Revised The Girl, pages 7 - 51: from the bridge until just before she goes through the door.

Thoughts

I worked through the lion's share of the 'realist' section of the novel, before the point where continuity falls apart. The question I feel I have to ask myself: does it come together? Does it make sense? I feel it does, especially one the girl's in her aunt's apartment, but this feeling my be the inevitable consequence of the fact that I'm writing it: it is continuous because I write it out at once. Does this principle also apply to the reader? Will it seem as one because they read it as such?



What I Did

Kossler

  • Wrote a few drafts of a synopsis
  • Looked up and narrowed down a list of agents
  • Submitted to two agents

The Girl

Started revisions: pp1-7

Thoughts

This year I'm trying to switch projects once a month, as a sort of motivational tool/technique to indulge my distractions. This week, January died and February didn't, so I moved from Kossler to The Girl (its semi-sequel, in the most incorrect way). It's odd, to shift so sudden, when the work is not yet done.

I had planned to submit Kossler to three agents—a nice and balanced number—and in that I failed, but only in the sense that I only sent it out to two, which only fails to meet my arbitrary number, nothing more. I'm already deep enough into the next project, I'm hardly thinking of it now. I'm merely happy to have sent a version of it off.

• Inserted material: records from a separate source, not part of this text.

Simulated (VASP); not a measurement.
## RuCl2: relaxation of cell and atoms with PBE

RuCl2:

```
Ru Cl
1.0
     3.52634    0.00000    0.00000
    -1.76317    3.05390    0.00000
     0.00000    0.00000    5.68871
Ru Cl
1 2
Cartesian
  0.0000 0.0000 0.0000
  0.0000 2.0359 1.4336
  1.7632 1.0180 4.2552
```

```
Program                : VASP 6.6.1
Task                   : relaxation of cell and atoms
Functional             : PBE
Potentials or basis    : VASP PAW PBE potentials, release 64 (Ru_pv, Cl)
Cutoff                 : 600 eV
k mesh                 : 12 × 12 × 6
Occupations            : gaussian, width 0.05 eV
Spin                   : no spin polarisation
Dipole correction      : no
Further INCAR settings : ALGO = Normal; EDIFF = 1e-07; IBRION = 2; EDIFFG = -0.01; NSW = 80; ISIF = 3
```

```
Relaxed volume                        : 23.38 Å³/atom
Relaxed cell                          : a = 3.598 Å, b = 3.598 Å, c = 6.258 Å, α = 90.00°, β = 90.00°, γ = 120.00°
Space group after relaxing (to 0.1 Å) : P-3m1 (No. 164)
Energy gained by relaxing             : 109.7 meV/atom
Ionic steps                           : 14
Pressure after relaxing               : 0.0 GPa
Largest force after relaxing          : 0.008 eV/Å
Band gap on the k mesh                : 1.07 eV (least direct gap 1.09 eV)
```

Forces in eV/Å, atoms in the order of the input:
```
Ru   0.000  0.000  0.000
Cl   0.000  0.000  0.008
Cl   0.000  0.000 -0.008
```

As for The Girl: what a thing. It's the most violent thing I've ever written, and it feels stark. I'm still only on the first major section—the aftermath of a somewhat less than realistic bomb—and all my personal notes to myself are on the subject of whether its 'alright': what is the 'use' of the heavy violence, in other words. And I don't have an easy answer for that yet other than that the part of me that commands aesthetics feels that's the way that it should be. I guess thinking of that is part of the revision.



What I Did

Drafted a complete agent inquiry letter for Kossler

Thoughts

This week, I moved slow. Because I'm writing this reflection a little late this week, I know that has changed, but I can't deny how much this felt like pulling teeth, for me. I had (and still have) to remember: this is a mostly meaningless thing. Asking for representation is not.... a work of aesthetic pleasure. It is prose written to be skimmed, the request not "slimy" but rather obvious to the form.